IMF Survey: IMF Stepping Up Focus on Global Systemic Stability
October 9, 2010
- Strauss-Kahn says IMF reform package near completion
- Some divergent views, but “I think we are on the right track”
- IMFC says action needed to improve surveillance, policy collaboration
The IMF will step up its focus on global systemic stability and is closer to wrapping up a package of reforms that will make the 187-member institution more representative and better able to tackle the economic problems facing a globalized and interconnected economy, IMF Managing Director Dominique Strauss-Kahn said.
IMF POLICY-SETTING BODY
At the end of a meeting of the IMF’s policy steering committee, the Managing Director expressed optimism about completing a series of reforms that will make the IMF more reflective of the new global economy by increasing the say in the institution of the dynamic emerging markets now leading the world out of recession.
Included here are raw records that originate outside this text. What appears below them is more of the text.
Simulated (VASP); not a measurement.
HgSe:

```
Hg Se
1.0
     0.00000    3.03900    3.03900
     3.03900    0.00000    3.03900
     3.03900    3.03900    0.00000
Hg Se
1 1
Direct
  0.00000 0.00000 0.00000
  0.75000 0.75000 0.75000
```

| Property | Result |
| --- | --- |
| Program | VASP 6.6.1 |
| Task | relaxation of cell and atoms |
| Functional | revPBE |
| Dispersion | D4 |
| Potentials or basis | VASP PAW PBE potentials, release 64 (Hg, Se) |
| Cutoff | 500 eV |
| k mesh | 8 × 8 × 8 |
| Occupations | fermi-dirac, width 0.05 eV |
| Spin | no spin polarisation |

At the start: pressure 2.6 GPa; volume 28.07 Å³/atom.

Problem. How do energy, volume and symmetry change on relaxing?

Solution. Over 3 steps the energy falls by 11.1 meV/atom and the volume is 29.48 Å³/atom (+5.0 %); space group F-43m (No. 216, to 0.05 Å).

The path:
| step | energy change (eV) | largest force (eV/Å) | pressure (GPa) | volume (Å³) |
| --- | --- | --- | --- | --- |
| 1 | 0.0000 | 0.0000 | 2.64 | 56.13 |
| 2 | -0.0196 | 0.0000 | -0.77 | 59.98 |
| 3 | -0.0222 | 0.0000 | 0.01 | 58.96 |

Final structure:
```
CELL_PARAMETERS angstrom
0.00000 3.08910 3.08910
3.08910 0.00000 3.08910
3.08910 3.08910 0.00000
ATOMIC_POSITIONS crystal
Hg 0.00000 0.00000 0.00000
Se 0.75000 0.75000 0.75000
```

“We have gone extensively into reform of the IMF—quotas, governance with all its components, the composition and size of the Executive Board,” said Youssef Boutros-Ghali, the Egyptian Finance Minister who is head of the International Monetary and Financial Committee (IMFC) of the Fund.
“There has been extensive progress. All of the parties involved are converging toward a package that we think will move the institution toward a new level, make it more adaptable and capable of dealing with the problems that have become multilateral in most of their features,” Boutros-Ghali said.
The meeting was part of the IMF-World Bank Annual Meetings in Washington that have gathered around 10,000 central bankers, ministers of finance and development, private sector executives, labor leaders, civil society representatives, and academics to discuss issues of global concern, including the world economic outlook, poverty eradication, economic development, and aid effectiveness.
Uneven global recovery
In a communiqué, the IMFC said that the economic recovery around the world was proceeding, but remains fragile and uneven across the membership.
“Faced with this source of potential stress, we underscore our strong commitment to continue working collaboratively to secure strong, sustainable, and balanced growth and to refrain from policy actions that would detract from this shared goal,” the communiqué said.
Ministers said their priorities were to address remaining financial sector fragilities; ensure strong growth in private sector demand and job creation; secure sound public finances and debt sustainability; work toward a more balanced pattern of global growth, recognizing the responsibilities of surplus and deficit countries; and address the challenges of large and volatile capital movements, which can be disruptive.
They said rejection of protectionism in all its forms must remain a key element of a coordinated response to the crisis and renewed efforts were urgently needed to bring the Doha trade talks to a successful conclusion.
Urgently action was also needed to reinforce the IMF’s role and effectiveness as a global body for macrofinancial surveillance and policy collaboration.
Strauss-Kahn, who throughout the meetings has stressed the need for renewed cooperation to tackle global problems, told reporters that he expected IMF members to agree in either days or weeks on needed reform of the institution. We are still not there, but not far off.”
“Still some divergent views, but I am used to this. I think we are on the right track.”
The aim is for a shift in quota share to dynamic emerging market and developing countries of at least five percent from over-represented to under-represented countries by January 2011. In addition, there is a commitment to protecting the voting share of the poorest members.
But Strauss-Kahn emphasized that countries getting an increased quota share needed to play a correspondingly bigger role in stabilizing the global economic system. “They cannot be at the center and be a free rider. The more they are at the center, then you need to take part in stabilizing the system. That is the logic.”
Boutros-Ghali said that the quota and voice reforms, coupled with improvements in how the IMF monitors the global economy, would make the institution better able to face the future.
Strauss-Kahn said that systemic stability was an issue of paramount importance, and the IMF is the institution best placed to address it. The IMF was introducing new “Spillover Reports” that would assess the impact of policy actions in major economies for other parts of the world.
As a sign of the importance attached to these issues, the Managing Director said he will attend the concluding meetings of the annual Article IV surveillance missions to each of the systemic countries or regions—the United States, the United kingdom, the Euro area, China, and Japan. These are first steps, and other tools are being developed and refined.
The IMFC said that stronger and evenhanded surveillance to uncover vulnerabilities in large advanced economies is a priority. Surveillance should also be better focused on financial stability issues and their macroeconomic linkages, and more attentive to cross-border spillovers.